Following on from my first post Moving To Mazabuka, here is some more information which you might find helpful. It is always easy to discover these things when you move here, but hopefully this will make it easier for those who would prefer to know more up front. A lot of the information below is not specific to Zambia, but relevant to anyone moving to Zambia.
Holidays in Zambia are super expensive, and do not expect equivalent standard as you might receive in South Africa or other countries. Camping will cost anything between $15- $28 per person. There are some places where you can pay less, but more often than not there is a reason for that. Many lodges are offering specials of $70 pppn including some meals and an activity if you are lucky. A special can still be $180. Camping is a very good option, especially for a bigger family. Other more affordable options are hiring larger houses and going as a group.
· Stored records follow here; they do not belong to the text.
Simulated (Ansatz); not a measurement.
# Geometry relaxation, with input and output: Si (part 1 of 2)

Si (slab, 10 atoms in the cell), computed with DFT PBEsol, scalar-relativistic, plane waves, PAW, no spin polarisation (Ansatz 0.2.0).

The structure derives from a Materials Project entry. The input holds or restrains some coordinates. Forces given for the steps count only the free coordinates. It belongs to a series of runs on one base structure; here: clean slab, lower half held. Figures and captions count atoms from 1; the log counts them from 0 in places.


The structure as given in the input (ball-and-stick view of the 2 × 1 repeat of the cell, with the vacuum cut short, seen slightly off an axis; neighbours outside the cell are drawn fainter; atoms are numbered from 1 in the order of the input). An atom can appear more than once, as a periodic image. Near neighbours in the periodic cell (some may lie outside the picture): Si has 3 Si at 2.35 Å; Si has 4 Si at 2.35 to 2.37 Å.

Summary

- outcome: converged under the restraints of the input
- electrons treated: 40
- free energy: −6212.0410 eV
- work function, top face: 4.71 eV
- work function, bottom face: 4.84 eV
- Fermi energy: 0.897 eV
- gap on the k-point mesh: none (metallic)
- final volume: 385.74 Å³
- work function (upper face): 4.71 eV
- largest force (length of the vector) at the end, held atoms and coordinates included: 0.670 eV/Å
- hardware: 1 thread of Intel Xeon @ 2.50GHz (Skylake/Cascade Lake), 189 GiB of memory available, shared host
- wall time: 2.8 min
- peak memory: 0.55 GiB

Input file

There are good deals about though, you just need to research and keep your eyes peeled. Everything is far, so you need to be prepared to travel, or the alternative is you just don’t get to see places. That said, there are random places about that you can go and do things affordably without spending a lot. We have camped on friends farms at their dams, sometimes you just need to get cheeky and creative to save precious annual leave as well as the travel fund! People don’t mind!
When booking holidays, request local rates for SADC. members. Green season (rainy season) is up to 40% off, take advantage. The season runs from around November to March-May, but bear in mind accessibility becomes an issue for many places. Ignore the prices listed on websites, you will pay a fraction of that as a resident/SADC member. Those on work permits qualify for resident rates.
Some useful sites:
Birding (Yes, this needs it’s own category)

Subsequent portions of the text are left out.